On Wednesday, the West Virginia House of Delegates passed two bills intended to boost coal production and put coal miners back to work. Unfortunately, delegates chose to do so in a very ineffective and expensive way, through cuts and rebates to the severance tax.
With little debate, the House passed a tax credit allowing coal producers to claim 35 percent of the cost of new equipment and machinery and use that credit to offset what they owe in severance tax. This bill is reminiscent of the “Super Tax Credits” the state passed in the 1980s.
These types of tax credits encourage capital investment, which for the coal industry means increased mechanization and automation, and decreased employment, which is what happened with the tax credits in the 1980s. Companies were also able to find loopholes, shutting down mines and using contractors to reopen them, collecting the tax credit, or forming various associations to collect the credit that individual companies would not qualify for on their own. In fact, Arch Coal will be able to collect the tax credit after they have already announced they plan to open a new operation, without the tax credit.
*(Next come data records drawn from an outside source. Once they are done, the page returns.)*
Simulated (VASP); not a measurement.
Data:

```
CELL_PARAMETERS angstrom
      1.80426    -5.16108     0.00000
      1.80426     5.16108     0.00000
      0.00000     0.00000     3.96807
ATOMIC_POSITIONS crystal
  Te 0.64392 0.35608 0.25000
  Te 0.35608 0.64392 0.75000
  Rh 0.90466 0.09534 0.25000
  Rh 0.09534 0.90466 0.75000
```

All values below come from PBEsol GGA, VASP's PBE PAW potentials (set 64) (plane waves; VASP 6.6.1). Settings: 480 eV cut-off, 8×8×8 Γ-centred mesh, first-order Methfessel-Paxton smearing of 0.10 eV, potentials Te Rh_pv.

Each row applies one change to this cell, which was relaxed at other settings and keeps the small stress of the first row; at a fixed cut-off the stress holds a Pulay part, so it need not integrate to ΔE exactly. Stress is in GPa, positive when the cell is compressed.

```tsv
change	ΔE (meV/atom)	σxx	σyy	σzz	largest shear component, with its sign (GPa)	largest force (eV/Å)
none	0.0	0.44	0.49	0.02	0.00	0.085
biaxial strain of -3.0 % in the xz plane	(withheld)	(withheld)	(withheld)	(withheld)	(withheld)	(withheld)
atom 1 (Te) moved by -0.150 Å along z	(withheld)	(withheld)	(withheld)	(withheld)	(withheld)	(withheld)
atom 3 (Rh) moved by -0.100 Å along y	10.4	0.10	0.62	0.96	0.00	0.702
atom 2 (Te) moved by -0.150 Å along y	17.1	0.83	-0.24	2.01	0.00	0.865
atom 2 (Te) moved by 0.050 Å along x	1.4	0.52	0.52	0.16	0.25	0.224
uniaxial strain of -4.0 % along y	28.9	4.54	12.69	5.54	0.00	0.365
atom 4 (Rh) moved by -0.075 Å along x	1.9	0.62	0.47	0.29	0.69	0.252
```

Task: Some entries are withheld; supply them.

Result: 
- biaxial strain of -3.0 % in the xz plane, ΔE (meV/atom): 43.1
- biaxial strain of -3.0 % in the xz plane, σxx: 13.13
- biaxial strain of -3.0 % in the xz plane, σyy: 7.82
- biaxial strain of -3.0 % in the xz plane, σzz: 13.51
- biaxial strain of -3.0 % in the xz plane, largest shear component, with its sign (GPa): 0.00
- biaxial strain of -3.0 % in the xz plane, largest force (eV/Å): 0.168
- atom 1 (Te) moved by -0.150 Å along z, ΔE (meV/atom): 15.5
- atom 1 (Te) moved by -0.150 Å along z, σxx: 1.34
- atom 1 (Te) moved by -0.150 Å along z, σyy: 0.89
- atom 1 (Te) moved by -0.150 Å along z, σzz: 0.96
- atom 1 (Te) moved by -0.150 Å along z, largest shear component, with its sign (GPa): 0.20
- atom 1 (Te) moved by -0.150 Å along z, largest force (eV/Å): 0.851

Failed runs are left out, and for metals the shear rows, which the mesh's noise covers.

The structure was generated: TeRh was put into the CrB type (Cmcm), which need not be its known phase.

The House also voted to straight-up cut the severance tax on steam coal from 5 percent to 3 percent. The bill, which had originated in committee just a few days prior to passage, had virtually no analysis. A fiscal note was produced just hours before the bill was up for a final vote, showing a price tag of $60 million in lost revenue, with, at best, only 500 jobs created, with 100 more likely — meaning the tax cut would cost between $120,000 to $600,000 per job created.
If the Legislature had taken a closer look at the severance tax and its impact on coal production and employment, instead of simply making emotional appeals to the history of the industry and the miners in attendance, they might have realized that a severance tax is not a major factor when it comes to coal production and employment.
A number of factors affect West Virginia’s coal industry in a way that offering a severance tax break just won’t overcome. Chief among those is there is little evidence that the severance tax plays a big role in determining production and employment. Instead, reserve location, market demand and logistics all play a much greater part in driving production and employment. That’s why studies of severance taxes in states like Wyoming, Pennsylvania, and even here in West Virginia, have all found that even substantial cuts in the severance tax have little effect on employment and production.
Just look at the math. If every penny of a 2 percent reduction in West Virginia’s severance tax on steam coal went to reducing its price, the price would drop by only $1.08 per ton. Currently, West Virginia’s steam coal is $7 per ton more expensive than coal from Ohio, $10 per ton more than Pennsylvania and $10 per ton more than Kentucky. West Virginia steam coal is nearly $15 per ton more than the national average. And there is no guarantee that the coal companies will use the tax savings to lower price.
Besides that, West Virginia’s biggest competitors in the coal market aren’t our neighboring states, they’re Western states like Wyoming and Illinois. Since 2001, Eastern states like West Virginia have lost significant market share to Western states with greater productivity, like Wyoming. And Wyoming’s market share has grown even with significantly higher taxes than West Virginia.
But beyond competition from coal in other states, West Virginia coal faces even stiffer competition in its own backyard from natural gas. Booming natural gas production, which is subject to the same 5 percent severance tax in West Virginia as coal, has hurt the coal industry, as well. The Marcellus and other shale plays have led to a glut of natural gas, driving energy prices down, making gas-fired electricity often a better deal than coal.
There’s little evidence to support a severance tax cut or tax credit for coal as a tool to increase production and employment. Overall, the state has little ability to influence the forces affecting the coal industry, be they competition from natural gas, environmental regulations, productivity or transportation issues.
The severance tax is important to West Virginia’s budget, and it’s important that we keep it. These bills now head to the Senate. Hopefully, they will be more carefully analyzed there.